This page deals with the practical aspects of compiler implementation exercises.

Java, Eclipse

We assume you have a recent JDK (a Java 6 JDK is recommended for Eclipse 4.2) and an Eclipse >= 4.2 (Juno).

SableCC

SableCC is a parser generator for Java. From a grammar specification, it generates Java classes for syntax tree nodes, a parser, a lexer and skeletons for the Visitor pattern.

The stock version 3.6 of SableCC uses plain side-effect-only visitors (where a visitor's per-node methods can only communicate by changing the state of the visitor). We have extended SableCC to generate alternative visitor classes where per-node methods get one extra parameter and a return type, helping you write stateless visitors. You can use either kind of visitor classes. Furthermore, it has support for line number and position information in nodes not just in tokens.

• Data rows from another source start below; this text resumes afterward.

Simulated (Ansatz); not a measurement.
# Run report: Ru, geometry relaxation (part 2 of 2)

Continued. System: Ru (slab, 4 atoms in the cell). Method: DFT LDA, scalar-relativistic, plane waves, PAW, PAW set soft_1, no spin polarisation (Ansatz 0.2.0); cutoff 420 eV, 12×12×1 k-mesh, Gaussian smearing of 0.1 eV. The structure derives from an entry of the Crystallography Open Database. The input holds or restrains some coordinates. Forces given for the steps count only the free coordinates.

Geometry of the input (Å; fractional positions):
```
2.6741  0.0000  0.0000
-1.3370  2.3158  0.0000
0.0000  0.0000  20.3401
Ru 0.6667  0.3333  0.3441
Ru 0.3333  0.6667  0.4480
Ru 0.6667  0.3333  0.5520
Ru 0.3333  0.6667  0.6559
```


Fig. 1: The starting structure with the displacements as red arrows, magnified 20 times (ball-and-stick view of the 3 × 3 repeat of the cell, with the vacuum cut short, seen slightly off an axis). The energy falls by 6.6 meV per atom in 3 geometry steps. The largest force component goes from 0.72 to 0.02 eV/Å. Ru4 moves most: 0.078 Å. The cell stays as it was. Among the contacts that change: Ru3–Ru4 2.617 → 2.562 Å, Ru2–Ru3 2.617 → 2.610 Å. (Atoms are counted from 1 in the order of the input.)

Ant and the Standard Project Templates

Ant is a build tool for Java (not the latest greatest, but solid and boring). The Standard Project Templates use it to generate the parser, compile the parser together with your hand-written code, check your code for style compliance, and to build a submission-ready executable JAR file.

The Standard Project Templates contain the Ant build script build.xml and some example code. They expect you to keep your grammar files in grammar/ and your hand-written source code in src/.

A Standard Project Template is also an Eclipse project, so you should be able to import it into Eclipse using "Import/ General/ Existing Projects into Workspace". Do not use "Import/General/Archive File", that does the wrong thing.

You will get a specialized template for each exercise sheet. From exercise 2 on sheet 1 the corresponding Standard Project Template will support test driven development. Please read the strategy for test-driven development of grammars.

Version history

1.0
Initial version

Download from the exercises page.

Installing Libraries

The Standard Project Templates assume that the Library Package is installed.

How to install the Library Package on a computer:

  1. Download the Library Package. Unzip it to some convenient directory.
  2. Create the file compiler-construction-ws2012.properties from the template. Fill in the directory into which you unpacked the Library Package. Put it into your home directory, which is /home/USERNAME on Linux machines and /Users/USERNAME on Macs. If you'd rather use Windows, fine -- the method for finding out your "home directory" is described in the Ant troubleshooting section. Your "home directory" is then value of user.home.

Download

Building and Running

This section assumes that you have installed everything so far.

Eclipse Ant view

So you've imported your project and changed its name. You can interact with the Ant build file using the Ant view of Eclipse. Open the Ant view ("Window/Views/Ant"). There is a plus-button there. Use it to add the build.xml of your project to the Ant view. The Ant view should now contain a tree of Ant targets.

Building

If you're using Eclipse, double-click on one of the Ant targets. In particular, target compile compiles your grammar and your code. On the command line, just say ant compile to compile.

Submitting

Submissions consist of an executable Jar file with source inside. The Ant target jar generates one (after checking your code style).

Checkstyle Complaints

Before building a Jar file, the jar target checks if your code complies with the Coding Rules. It uses CheckStyle. Take the complaints seriously and fix all of them before submitting.

Debugging the Build

The Ant target printenv will print some of the important configuration variables to stdout. If you ask for setup help, be sure to include its output. If build.xml does not even get as far as printing its settings, use printenv.xml instead.